Which states do not record party affiliation on voter registration forms and how does that affect national party registration comparisons?
Executive summary
Roughly one-third of U.S. states and the District of Columbia explicitly collect and publish party affiliation on their voter registration forms, while the remaining states either do not ask for party on the registration form or do not report those totals publicly (counts vary by source) [1] [2] [3]. That mismatch means national “registered Democrat vs. Republican” tallies are incomplete and biassed by geography and the mix of states that collect and report party data [4] [5].
1. What the data actually say — inconsistent counts, consistent problem
Different organizations report different totals because states vary in both whether they collect party on registration forms and whether they publicly publish those counts: Wikipedia and other summaries report that 32 states plus DC allow voters to mark party affiliation [1], Ballotpedia and Ballotpedia News note roughly 31 states publicly release partisan registration figures while other states either do not request affiliations or do not publish totals [3] [2], and analysts at the Brennan Center emphasize a separate categorization of about twenty states that do not track affiliation for administrative reasons tied to how primaries are run [6].
2. Which states do not record party on registration — examples and patterns
There is no single canonical list in the supplied reporting, but multiple sources name examples: prominent states that don’t register voters by party include Texas, Georgia, Washington, and a cluster of industrial Midwestern states such as Illinois, Indiana, Michigan, Ohio, and Wisconsin, as well as Virginia, which is often cited as a jurisdiction that registers without reference to party [4]. Ballotpedia and related summaries likewise note that the “remaining states” either do not ask the question or do not publicly report party totals, so absence of statewide published figures is common [3] [2].
3. Why some states don’t collect party affiliation — primaries and administrative design
States that do not track party affiliation often run open or nonpartisan primary systems or treat party choice as a private, election-day decision; the Brennan Center explains that in about fourteen of the non-tracking states primaries are open and therefore registration need not lock a voter into a party, while other states have closed-primary rules that are functionally flexible or impractical to enforce [6]. Federal templates and guidance recognize variation in forms and note that not every state asks for party affiliation on the registration card [7] [8].
4. How that skews national party-registration comparisons
National aggregates that simply sum “registered Democrats vs. Republicans” are intrinsically incomplete because they draw only from the subset of states that record and publish party on registration forms; USAFacts explicitly warns its totals reflect only states that report party-affiliation in their voter files [5]. Sabato’s Crystal Ball spells out the geographic bias: party-registration states are disproportionately in Democratic-leaning regions (Northeast and West), while several large, Republican-leaning states don’t register by party, meaning raw national registration totals can understate Republican registration if one assumes full coverage [4].
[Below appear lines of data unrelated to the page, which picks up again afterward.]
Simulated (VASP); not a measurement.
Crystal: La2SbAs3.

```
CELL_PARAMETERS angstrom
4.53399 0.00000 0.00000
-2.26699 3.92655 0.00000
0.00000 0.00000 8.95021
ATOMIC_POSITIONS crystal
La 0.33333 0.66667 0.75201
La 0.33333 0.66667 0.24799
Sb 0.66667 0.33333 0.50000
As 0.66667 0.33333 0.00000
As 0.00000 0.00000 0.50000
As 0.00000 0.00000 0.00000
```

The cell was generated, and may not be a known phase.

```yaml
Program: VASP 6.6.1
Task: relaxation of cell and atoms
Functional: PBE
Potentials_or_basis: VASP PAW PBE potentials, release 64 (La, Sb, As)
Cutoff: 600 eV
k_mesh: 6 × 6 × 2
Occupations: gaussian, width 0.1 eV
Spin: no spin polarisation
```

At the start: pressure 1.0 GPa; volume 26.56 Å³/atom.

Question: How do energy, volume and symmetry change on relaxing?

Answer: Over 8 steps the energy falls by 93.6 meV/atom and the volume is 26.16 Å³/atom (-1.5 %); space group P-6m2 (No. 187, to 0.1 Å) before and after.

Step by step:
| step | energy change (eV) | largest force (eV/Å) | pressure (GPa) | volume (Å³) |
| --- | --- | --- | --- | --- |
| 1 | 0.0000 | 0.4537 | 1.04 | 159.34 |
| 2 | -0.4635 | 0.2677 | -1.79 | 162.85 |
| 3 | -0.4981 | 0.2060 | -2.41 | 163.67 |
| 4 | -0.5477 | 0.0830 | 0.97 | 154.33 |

5. Measurement workarounds, caveats, and agenda checks
Analysts use several imperfect fixes: restrict comparisons to the set of “party-registration” states (transparent but narrower), estimate partisan affiliation in non-reporting states using primary participation or modeling (used by groups like the Independent Voter Project), or explicitly flag that national totals omit non-recording states [9] [3]. Each approach carries tradeoffs: modeling imports assumptions, restricting reduces national scope, and simple aggregation without caveats risks misleading readers—an implicit agenda often appears when pundits treat incomplete registration counts as definitive evidence of national partisan advantage [4] [2].
6. Bottom line — how to interpret headline registration totals
Treat headline national party-registration numbers as conditional: they describe the partisan composition of the jurisdictions that collect and publish party on registration forms, not the entire electorate [5] [2]. For meaningful comparisons, analysts should either confine their claims to party-registration states, adjust with transparent estimates for non-recording states, or use voter behavior and turnout data (primaries, voter history) rather than raw registration tallies to infer partisan strength [9] [6].